Hannah Arendt and World-Building Through Photography.
‘We are free to change the world and start something new in.’ Hannah Arendt.
I was introduced to the work of philosopher Hannah Arendt, and her concept of ‘world-building’ during the CATALYST by Winchester College Horizons Summer programme 2024. One of our tutors, Dr Beth Mackintosh, introduced her ideas and outlined how for Arendt, ‘world-building’ is the human creation and sustaining of a shared world through our art, objects, space and structures. These individual and communal creative endeavours, that endure over time, helps us as humans to shape and makes sense of our complex and messy lives.
I was joined by a dynamic cohort of students from across the globe and one of our challenges was to take a philosophical walk, engage with philosophical readings, and to take pictures of our little part of the world, or our ‘stomping ground’, as Beth referred to it. We then shared our reflections and our unique contexts and communities through these photos. I proudly shared my beautiful walk through my neighbourhood in Tunis, and as a keen photographer I asked to showcase some of my work beyond the 4-5 photos that were required for this part of the challenge. This sharing of our worlds, through our collective photos, became a daily ritual and we were keen that this truly human activity, as Arendt would see it, would sustain and continue and hold us together as a group of students who had shared each other’s worlds, and who were soon to become CATALYST Alumni.

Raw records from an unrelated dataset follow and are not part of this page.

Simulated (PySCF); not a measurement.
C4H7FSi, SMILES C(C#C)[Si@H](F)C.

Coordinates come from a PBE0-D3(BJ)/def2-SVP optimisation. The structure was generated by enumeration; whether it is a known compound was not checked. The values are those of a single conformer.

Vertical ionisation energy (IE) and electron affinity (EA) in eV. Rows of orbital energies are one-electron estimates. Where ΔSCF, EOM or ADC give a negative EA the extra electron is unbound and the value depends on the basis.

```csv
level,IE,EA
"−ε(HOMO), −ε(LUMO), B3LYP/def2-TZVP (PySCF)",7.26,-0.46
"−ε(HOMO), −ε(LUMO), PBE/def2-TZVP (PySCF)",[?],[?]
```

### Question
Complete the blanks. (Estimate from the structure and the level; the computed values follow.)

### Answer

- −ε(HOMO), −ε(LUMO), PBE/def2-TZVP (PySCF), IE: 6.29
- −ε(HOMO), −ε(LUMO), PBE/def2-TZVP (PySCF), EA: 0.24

In April 2025 (and Spring Break) we launched our weekly #shareyourworld #worldbuidlingphotography project via our CATALYST by Winchester College Instagram page (and via the LinkedIn platform). This sought to knit our CATLYST Alumni together, but to also encourage the sort of goodwill and the adventurous enjoyment of diverse perspectives and literal worldviews that Arendt would espouse. We not only share our worlds via photography, but also our reading. I have just read Lyndsey Stonebridge’s biography of Arendt, We are Free to Change the World, and the book ends with Arendt’s rallying cry: ‘Now pay attention and get on with the work.’ Timely stuff!